With a majority of small finance banks already operational, a challenging start has already forced a number of them to tweak lending strategies. Due to demonetisation, coupled with rumours of debt waiver, the delinquency rates for micro-lending has shot up as high as 10 per cent, against about one to two per cent prior to note ban.
Hence, to bypass the risk associated with group lending, several small finance banks are looking to quickly migrate to secured individual lending, mostly to non-agriculture sectors. “We are planning to diversify our portfolio to minimise the risk associated with group lending,” said Rajeev Yadav, managing director (MD) and chief executive officer (CEO), Fincare. “As a bank, that would anyway have been a focus area.
However, due to demonetisation, there is an additional focus to move quicker than anticipated to individual lending.” From about 90 per cent unsecured group lending portfolio, Fincare is looking to reduce it to around 50 per cent in the next three to four years.
Kerala-based ESAF small finance bank, too, is looking to reduce group lending portfolio from 95 per cent to 75 per cent by the end of this year. Meanwhile, with about six months of operations, the bank has garnered deposits of around 125 crore.
Suryoday Small Finance Bank, which too has completed about six months of operations, is now looking to migrate its microfinance group lending customers to individual lending category. From about less than one per cent individual loan lending portfolio, the bank’s individual loan portfolio now stands at around 5 per cent of lending.
By the end of this year, the bank expects it to scale up to 25 per cent of lending. In the long term, the bank expects the group lending portfolio to be less than 40 per cent of its lending, according to Baskar Babu, MD and CEO, Suryoday Small Finance Bank. The bank has been rolling out products like working capital loans, housing loan and vehicle loans in its portfolio. “We want to acquire new customer through group lending, and want to graduate them into individual lending,” added Babu. Soon after demonetisation, in December 2016, the Reserve Bank of India had granted additional 60 days for repayment of certain loans, including microfinance loans, which were due between November 1 and December 31, 2016.
Later, it extended the repayment tenure by another 30 days, giving farmers a window of about 90 days extra to repay loans due within the stipulated period.
Meanwhile, the debt waiver buzz severely impacted recovery in states like Uttar Pradesh, Maharashtra, Uttarakhand, Madhya Pradesh and Karnataka. Microfinance loans collection had come down to around 85 per cent, against nearly 99 per cent prior to demonetisation.

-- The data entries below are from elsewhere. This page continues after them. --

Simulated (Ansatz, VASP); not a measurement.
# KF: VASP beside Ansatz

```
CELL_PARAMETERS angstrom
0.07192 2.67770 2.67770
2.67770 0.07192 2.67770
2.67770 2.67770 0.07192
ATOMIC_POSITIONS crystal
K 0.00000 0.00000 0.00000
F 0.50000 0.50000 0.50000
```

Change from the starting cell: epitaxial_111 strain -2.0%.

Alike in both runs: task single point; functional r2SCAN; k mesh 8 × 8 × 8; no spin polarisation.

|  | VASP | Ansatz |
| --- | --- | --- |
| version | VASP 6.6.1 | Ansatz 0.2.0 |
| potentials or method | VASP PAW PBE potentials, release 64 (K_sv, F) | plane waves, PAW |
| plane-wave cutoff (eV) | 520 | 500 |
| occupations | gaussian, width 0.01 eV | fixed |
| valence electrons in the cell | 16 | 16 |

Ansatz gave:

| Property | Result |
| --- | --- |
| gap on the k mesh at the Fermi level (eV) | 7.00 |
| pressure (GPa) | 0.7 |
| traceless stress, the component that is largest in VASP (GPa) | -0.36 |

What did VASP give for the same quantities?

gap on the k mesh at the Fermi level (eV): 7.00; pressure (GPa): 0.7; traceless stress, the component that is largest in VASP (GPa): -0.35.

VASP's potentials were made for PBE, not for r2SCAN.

Small finance banks have been relying heavily on group lending. Bandhan Bank, which sees 90 per cent of its business coming from micro loans, saw a substantial rise in non-performing assets due to the farm loan waiver. Most of the loans were for allied agriculture activities, and did not qualify for debt waiver.
“Farm loan waiver in Maharashtra and Uttar Pradesh has affected the repayment culture. Small borrowers have stopped repaying all kinds of loans, which has affected the overall repayment,” C S Ghosh, managing director and chief executive officer, Bandhan Bank, recently had said.
As on June 30, 2017, Bandhan’s gross NPAs rose to ~175 crore, accounting for 0.82 per cent, against 0.22 per cent in the same period previous year.
Earlier, HDFC Bank saw its saw its gross NPAs ratio rise to the highest in seven years, mainly on account of farm loan waiver. The bank’s gross NPA ratio rose to 1.24 per cent for the June quarter from 1.04 per cent in the corresponding quarter a year ago.